In response to the fake account scandal at Wells Fargo, the Los Angeles city council wants to impose new requirements on banks that seek to do business with the nation’s second-largest city.
By a 12-0 vote, the city council took a step Wednesday toward requiring such banks to disclose whether they set individual or branch-level sales goals or requirements.
Under the measure, banks that want to do business with the city would have to reveal whether they consider how many sales employees make as part of decisions regarding advancement or termination. In addition, the banks would have to disclose whether they have policies and protocols to help prevent sales abuses.
The measure, which was sponsored by Councilwoman Nury Martinez, instructs the city attorney to propose new language to be added to an existing city ordinance that imposes requirements on banks seeking to do business with the city. The council is expected to vote on the expanded ordinance in the coming months.
“We, as leaders, have a responsibility to the hardworking people of our city,” Martinez said in a press release. “Working with banks that treat them like commodities is simply unacceptable.”
The changes were supported by the Committee for Better Banks, a union-backed initiative, which said they would be the first requirements of their kind in the U.S.
“Today’s measure takes an important step toward addressing the abusive and unethical sales goals that caused the Wells Fargo scandal,” Maria Loya, Los Angeles policy director for the Committee for Better Banks, said in a press release.

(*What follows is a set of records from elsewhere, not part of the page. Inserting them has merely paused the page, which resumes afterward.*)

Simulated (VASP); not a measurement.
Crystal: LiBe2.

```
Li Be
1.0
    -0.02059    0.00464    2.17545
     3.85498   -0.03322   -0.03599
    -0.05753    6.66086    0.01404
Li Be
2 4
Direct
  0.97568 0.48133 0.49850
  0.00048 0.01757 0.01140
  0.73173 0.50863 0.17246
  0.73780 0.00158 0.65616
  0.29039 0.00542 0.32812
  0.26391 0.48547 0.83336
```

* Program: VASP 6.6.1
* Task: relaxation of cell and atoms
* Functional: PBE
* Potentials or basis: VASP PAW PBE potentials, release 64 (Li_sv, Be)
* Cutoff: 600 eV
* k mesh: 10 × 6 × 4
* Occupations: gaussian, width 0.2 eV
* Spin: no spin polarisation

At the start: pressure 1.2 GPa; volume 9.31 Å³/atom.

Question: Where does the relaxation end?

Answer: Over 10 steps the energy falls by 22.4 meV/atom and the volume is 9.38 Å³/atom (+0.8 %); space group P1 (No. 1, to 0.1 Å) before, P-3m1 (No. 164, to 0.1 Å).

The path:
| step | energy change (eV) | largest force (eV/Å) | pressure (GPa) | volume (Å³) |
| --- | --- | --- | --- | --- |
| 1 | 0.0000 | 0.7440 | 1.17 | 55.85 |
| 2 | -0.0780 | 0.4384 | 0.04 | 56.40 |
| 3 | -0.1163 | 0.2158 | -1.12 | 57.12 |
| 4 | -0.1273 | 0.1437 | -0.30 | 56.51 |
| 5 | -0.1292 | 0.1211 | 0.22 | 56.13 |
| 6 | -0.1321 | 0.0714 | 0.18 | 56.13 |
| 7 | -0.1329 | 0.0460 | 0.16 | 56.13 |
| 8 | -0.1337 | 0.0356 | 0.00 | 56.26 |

“It couldn’t have happened without the thousands of Los Angeles bank workers and residents who stood united against the big bank lobbyists who pushed to keep their practices hidden from the light of day.”
During Wednesday's city council meeting, Lara Larramendi, government relations director at the Los Angeles County Business Federation, said that few institutions have the capacity to manage the city's financial needs, and she argued that drafting burdensome new policies will make the process more costly.
San Francisco-based Wells Fargo has said that its employees created as many as 3.5 million accounts without customer authorization between 2009 and 2016. The scandal grew out of a 2013 story in the Los Angeles Times, which led to an investigation by the L.A. city attorney’s office.